The Bond Market Has Never Been More Bearish on 2-Year Treasuries

  • Speculators’ bearish bets rise before Fed decision Wednesday
  • But eurodollar market reflects doubt about rate hikes

Stifel's Piegza Sees Fed Focused on Soft Inflation Data

Looking at how hedge funds and other large speculators are positioned in short-term Treasuries, one might conclude that another Federal Reserve rate hike was imminent.

The group increased its net short position in two-year Treasury note futures to an unprecedented 274,213 contracts last week, according to Commodity Futures Trading Commission data. The maturity is among the most sensitive to Fed expectations, and the speculators stand to profit if the central bank is more hawkish.

Therein lies the mystery: The position build-up comes as a growing cadre of strategists expect Fed officials to tone down expectations for further tightening when they announce their rate decision Wednesday. U.S. inflation has retreated from the bank’s 2 percent goal, leaving traders to debate whether policy makers will push forward or wait for price growth to rebound.

“The mindset of the market is that inflation continues to disappoint the Fed -- most people think the Fed is on hold for the rest of the year, to be honest,” said Charles Comiskey, head of Treasuries trading in New York at Bank of Nova Scotia. “Being short the two-year note here just doesn’t make sense.”

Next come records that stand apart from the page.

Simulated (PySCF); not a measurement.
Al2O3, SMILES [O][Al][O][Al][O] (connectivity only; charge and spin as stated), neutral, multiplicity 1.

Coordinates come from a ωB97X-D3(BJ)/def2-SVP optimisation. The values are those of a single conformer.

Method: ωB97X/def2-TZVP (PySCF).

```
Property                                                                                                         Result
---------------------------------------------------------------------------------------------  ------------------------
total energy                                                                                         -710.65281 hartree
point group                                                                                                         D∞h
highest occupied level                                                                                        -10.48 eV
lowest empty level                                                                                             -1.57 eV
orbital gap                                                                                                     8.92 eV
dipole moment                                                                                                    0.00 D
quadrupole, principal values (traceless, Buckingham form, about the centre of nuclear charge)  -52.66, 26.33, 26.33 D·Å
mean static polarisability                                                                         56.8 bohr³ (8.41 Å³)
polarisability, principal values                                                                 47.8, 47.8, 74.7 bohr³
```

The market-implied probability that the Fed will raise rates by year-end is about 45 percent, using the current effective fed funds rate and the forward overnight index swap rate. That compares with 62 percent on July 7, the day after two-year yields touched 1.43 percent, the highest since 2008. The maturity yielded 1.37 percent Tuesday.

To George Goncalves, head of fixed-income strategy at Nomura Securities International, the positioning should be viewed in the context of other maturities. 

Speculators remain bullish on 10-year Treasuries, for instance, boosting their net-long position to 282,329 contracts. When combined with bets against the two-year note, that amounts to expectations for further compression of the yield curve, which last month approached the flattest since 2007.

The trend in eurodollar futures is another sign that traders aren’t convinced the Fed will stick to its path of policy normalization. After building up an unprecedented net short position of 3.2 million three-month eurodollar contracts in April, speculators have cut that in half. The price of eurodollars is directly influenced by Fed policy decisions.

The market is pricing in a near-zero chance of a rate increase this week. The Fed will probably indicate the timing of its balance-sheet reduction in September and wait until December to tighten again, according to a Bloomberg survey of economists conducted July 18-20. A month ago, expectations pointed to a possible September hike.